If you seek the “plot” of The Rape of Tamar, you need only refer to 2 Samuel Chapter 13. King David’s son Amnon feels an incestuous
passion for his sister Tamar. Amnon’s devious cousin Yonadab advises Amnon that
he can lure Tamar to his house by pretending to be sick and asking for her
care. Amnon does so. Despite her resistance, Amnon rapes Tamar… then
immediately (in the words of the RSV version of the Bible) he “hated her with a very great hatred; so that
the hatred with which he hated her was greater than the love with which he had
loved her”. Tamar complains to her brother Absalom. When King David hears
of the matter, however, he imposes no punishment on Amnon. Tamar continues to
live in Absalom’s house. Two years later, Absalom gets revenge for his sister.
He lures Amnon to a feast with other sons of David, then gets his servants to
fall upon Amnon and kill him. At first King David thinks that all his sons have
been killed by the ambitious Absalom, but Yonadab is able to persuade him
otherwise. However, we can see the matter creates a great estrangement between
King David and Absalom, which will years later lead to the revolt and death of
Absalom.
There are novels, drawn from Bible stories,
which are picturesque and rambling, designed mainly to divert readers by their
exotic descriptions and invented incidents. Dan Jacobson’s The Rape of Tamar is no such thing. As the narrator declares early
in the piece (Chapter 1):
“I can promise you that I will do my very
best to spare you descriptions of our exotic style of life: I don’t intend to
linger over our furniture, our clothes… our utterly inadequate sewage system,
our weapons, our games, our primitive sacral rites, and all the rest of the
ethnographic junk you may be glumly expecting me to inflict on you…”
In other words, we are definitely not in the
land of Hollywood-ian, Cecil B. de Mille Biblical spectacular. This tight and
well-organized novel (a mere 140 pages in the Penguin edition I read) sticks
closely to the Biblical account, inventing few incidents that cannot be
justified from Scripture. Those things that Jacobson does invent are very
direct inferences from Scripture. For example, in the Biblical account, Yonadab
is at first Amnon’s friend and advisor. Later he gives advice to King David, mitigating
Absalom’s activities. Jacobson therefore understandably depicts Yonadab as a
man who “switches sides” and follows power for reasons of self-interest.
The novelist’s focus is on the moral
implications of the story and what it says about power.
The narrative voice is extremely important. The Rape of Tamar is narrated by David’s
nephew and Amnon’s cousin and friend, the “crafty” (RSV’s word for him)
Yonadab. The voice of Yonadab is the voice of a Hebrew Machiavel. He is
obsessed with power, but knows he will never attain it, and therefore has a
sardonic view of the powerful, whom he sets out to manipulate. Jacobson allows
Yonadab to use sometimes a modern frame of reference, describing himself as “Kantian… long before I ever heard of Kant”
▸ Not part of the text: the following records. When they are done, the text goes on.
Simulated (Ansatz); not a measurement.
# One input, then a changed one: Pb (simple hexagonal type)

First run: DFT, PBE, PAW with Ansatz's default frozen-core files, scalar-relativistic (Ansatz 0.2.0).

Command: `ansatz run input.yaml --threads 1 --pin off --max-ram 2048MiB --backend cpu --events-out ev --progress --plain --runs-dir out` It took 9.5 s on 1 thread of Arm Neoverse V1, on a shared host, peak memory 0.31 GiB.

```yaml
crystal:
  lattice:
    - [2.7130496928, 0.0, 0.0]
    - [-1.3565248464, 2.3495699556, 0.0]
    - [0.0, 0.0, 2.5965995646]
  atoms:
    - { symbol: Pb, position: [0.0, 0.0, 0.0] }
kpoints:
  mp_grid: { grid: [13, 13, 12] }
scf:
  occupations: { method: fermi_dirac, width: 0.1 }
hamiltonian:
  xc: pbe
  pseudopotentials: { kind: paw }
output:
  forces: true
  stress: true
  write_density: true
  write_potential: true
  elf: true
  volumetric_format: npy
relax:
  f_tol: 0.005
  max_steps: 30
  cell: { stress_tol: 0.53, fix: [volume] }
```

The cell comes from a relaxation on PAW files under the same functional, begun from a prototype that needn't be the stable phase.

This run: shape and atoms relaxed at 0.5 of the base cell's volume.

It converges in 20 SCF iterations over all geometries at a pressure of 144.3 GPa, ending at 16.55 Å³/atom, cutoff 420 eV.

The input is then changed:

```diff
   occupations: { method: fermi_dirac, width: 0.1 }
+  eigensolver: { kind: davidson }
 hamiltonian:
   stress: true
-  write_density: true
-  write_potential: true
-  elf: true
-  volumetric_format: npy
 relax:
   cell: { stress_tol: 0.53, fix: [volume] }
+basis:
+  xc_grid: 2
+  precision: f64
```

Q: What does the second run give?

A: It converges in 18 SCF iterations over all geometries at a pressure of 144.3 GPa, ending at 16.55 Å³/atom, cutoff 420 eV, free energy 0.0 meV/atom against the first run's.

(Chapter 5), referring to the branch of King David’s government in which he is
employed as “the Ministry of Public Works”
and otherwise showing a modern sensibility, as well as having foresight. (As he
tells the story of the rape of Tamar, he is able also to tell us of the death
of Absalom, which occurred years later). And yet he is fully integrated into
the historical times of the novel and credible as an historical character.
Of course the narrator is not the same as the
novelist, but the narrator is often a mask through which the novelist can
speak. God comes into this novel very little. There are references to
syncretism and in Chapter 3 a brief discourse, from Yonadab, on the incestuous
marriages between pagan gods and goddesses (to which Amnon refers in self-justification
when he is attempting at first to seduce his sister Tamar). But Yonadab is a
sceptic (“scepticism was the secret of my
failure” Chapter 1) and basically sees God as a means by which powerful
people justify their own actions and decisions. He does not see God-fearers as
dishonest, insincere or claiming to believe what they do not really believe. “I am not accusing [King] David of hypocrisy,” he says in Chapter
2, “On the contrary I am accusing him of
sincerity.” What he does see, however, are powerful people, who believe
sincerely that their own interests and desires are God-ordained or sanctioned
by God. Thus it is when David “repents” of having killed those who have done
his bidding in killing others, and so believes he is morally justified. Thus it
is when Absalom believes he is morally justified in killing Amnon, even though
it just happens to suit his own plans for gaining power.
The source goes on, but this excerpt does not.